I attended the 89th meeting of the Copy Protection Technology Working Group at the Sheraton Gateway Hotel at LAX on June 2. This was the least interesting meeting of CPTWG that I have attended so far. The meeting was only one hour long. Most of the time was spent doing introductions and scheduling later meetings. Attendance is down. They have increased the cost of the meeting to non-MPAA members to compensate.
The most interesting section is usually the Regulatory and Legislative Update. This time there were only two brief items.
The Family Entertainment and Copyright Act is now law.

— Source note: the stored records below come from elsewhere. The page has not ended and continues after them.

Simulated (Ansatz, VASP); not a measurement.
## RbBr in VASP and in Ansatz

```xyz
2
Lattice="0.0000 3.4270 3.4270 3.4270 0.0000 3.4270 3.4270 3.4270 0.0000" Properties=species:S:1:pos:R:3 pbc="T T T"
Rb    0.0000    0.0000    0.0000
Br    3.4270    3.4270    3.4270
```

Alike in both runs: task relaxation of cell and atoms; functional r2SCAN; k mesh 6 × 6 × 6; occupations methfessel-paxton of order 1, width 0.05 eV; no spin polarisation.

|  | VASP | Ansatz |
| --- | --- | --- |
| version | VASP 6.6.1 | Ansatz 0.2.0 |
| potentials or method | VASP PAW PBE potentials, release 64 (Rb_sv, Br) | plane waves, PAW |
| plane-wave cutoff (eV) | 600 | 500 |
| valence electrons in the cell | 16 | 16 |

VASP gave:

The FCC lost the Broadcast Flag case. MPAA is now lobbying Congress. There was very little discussion about this very important topic.
I asked about the situation in the French Courts about copy protection being declared illegal. Some of the CPTWG lawyers were aware of the case, but did not understand the details. The companies that are directly involved did not talk about it.
There was an announcement about iVDR. It is a new family of removable hard drives. It is intended for use in media systems and cars. It is supported by companies like Sanyo, Sharp, Hitachi, and Pioneer.
SAFIA (Security Architecture for Intelligent Attachment) is a copy protection scheme for iVDR. It depends on a Tamper Resistant Module within the iVDR cartridge. It provides support for Content Usage rules.